School System

Council Speaker Christine Quinn the Democratic nomination to replace Mayor Michael Bloomberg feels that a lot of the problems that the current school system faces can be solved if there is a more appropriate allocation of the funds. She was speaking to educators in an overcrowded meeting recently and apparently hinted at replacing the currently used printed textbooks for digital copies.

The New York City School System currently educates 1.1 million children from grades kindergarten to high school across 1700 schools. Needless to say a system such vast will have some problems of its own. Christine Quinn has been a rather vocal enemy of Mayor Bloomberg while at times also been an avid fan of the incumbent. Her recent statements unlike some of the previous ones don’t suggest increasing taxes though. She mentions that the money is already there in the system and just warrants a better utilization which will ensure that the system is better managed, financially.

Quinn’s grand plan is likely to cost $330 million. She mentions that the $100 million that is annually spent on printed textbooks can be controlled if digital books can be used. Additionally she suggests that the $450 million currently being spent on teachers’ professional development can be better utilized if online and virtual professional development options are explored.

However Quinn had been only discussing these avenues as hypothetical ways in which the city school system can eradicate most of its current problems. She did encourage thoughts and ideas on how other successful school systems around the country are adopting these and other practices. Many believe that the current system wherein the school system recurrently spends a fortune every year replacing old unusable material with new ones is flawed.
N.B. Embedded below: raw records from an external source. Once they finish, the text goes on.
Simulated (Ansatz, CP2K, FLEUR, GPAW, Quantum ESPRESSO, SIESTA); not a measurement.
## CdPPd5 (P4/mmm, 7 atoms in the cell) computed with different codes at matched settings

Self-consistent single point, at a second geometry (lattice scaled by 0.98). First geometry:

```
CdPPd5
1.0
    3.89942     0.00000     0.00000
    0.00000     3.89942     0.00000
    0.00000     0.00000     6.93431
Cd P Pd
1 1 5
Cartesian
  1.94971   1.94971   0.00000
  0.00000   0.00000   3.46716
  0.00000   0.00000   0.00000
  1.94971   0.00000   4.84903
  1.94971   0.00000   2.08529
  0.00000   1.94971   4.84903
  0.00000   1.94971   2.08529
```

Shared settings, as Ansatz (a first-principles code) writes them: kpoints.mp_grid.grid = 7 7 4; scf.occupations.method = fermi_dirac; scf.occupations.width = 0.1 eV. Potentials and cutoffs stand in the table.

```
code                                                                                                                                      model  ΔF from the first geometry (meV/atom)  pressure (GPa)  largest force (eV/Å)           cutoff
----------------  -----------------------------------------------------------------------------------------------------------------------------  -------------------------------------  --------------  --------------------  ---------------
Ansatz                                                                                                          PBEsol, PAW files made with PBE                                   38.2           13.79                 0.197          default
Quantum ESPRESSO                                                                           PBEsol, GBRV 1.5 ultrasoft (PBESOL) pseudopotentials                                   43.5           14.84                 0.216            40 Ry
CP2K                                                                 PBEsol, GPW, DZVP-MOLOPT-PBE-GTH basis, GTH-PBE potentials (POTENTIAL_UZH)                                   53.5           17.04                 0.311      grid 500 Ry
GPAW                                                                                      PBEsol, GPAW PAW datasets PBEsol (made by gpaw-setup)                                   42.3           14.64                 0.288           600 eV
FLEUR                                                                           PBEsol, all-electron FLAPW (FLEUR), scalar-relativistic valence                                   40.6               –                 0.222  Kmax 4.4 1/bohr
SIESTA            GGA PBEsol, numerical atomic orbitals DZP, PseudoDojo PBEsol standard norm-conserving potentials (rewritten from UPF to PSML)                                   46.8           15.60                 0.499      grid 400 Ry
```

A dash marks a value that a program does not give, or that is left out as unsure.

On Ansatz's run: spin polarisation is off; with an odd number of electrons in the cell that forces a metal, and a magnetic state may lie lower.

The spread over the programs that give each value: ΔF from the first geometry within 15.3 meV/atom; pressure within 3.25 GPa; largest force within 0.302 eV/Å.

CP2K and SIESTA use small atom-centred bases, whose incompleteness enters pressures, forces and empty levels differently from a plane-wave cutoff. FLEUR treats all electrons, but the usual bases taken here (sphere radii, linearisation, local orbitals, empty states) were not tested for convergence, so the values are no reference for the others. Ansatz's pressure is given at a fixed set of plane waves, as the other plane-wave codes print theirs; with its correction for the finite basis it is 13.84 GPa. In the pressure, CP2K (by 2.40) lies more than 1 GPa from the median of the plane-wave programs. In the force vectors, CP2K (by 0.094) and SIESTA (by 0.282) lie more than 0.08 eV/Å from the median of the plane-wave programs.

But even if these suggestions are taken on a serious note and an attempt in making these see the light of day will require some serious problem solving else they may hinder their actual materialization. One of them being the cost factor; who is going to bear the cost of the digital eReaders? There are other issues as well like the risks of introducing the concept of digital content in classrooms, the quality of the current eReader options etc. All these will need to be discussed and ironed out.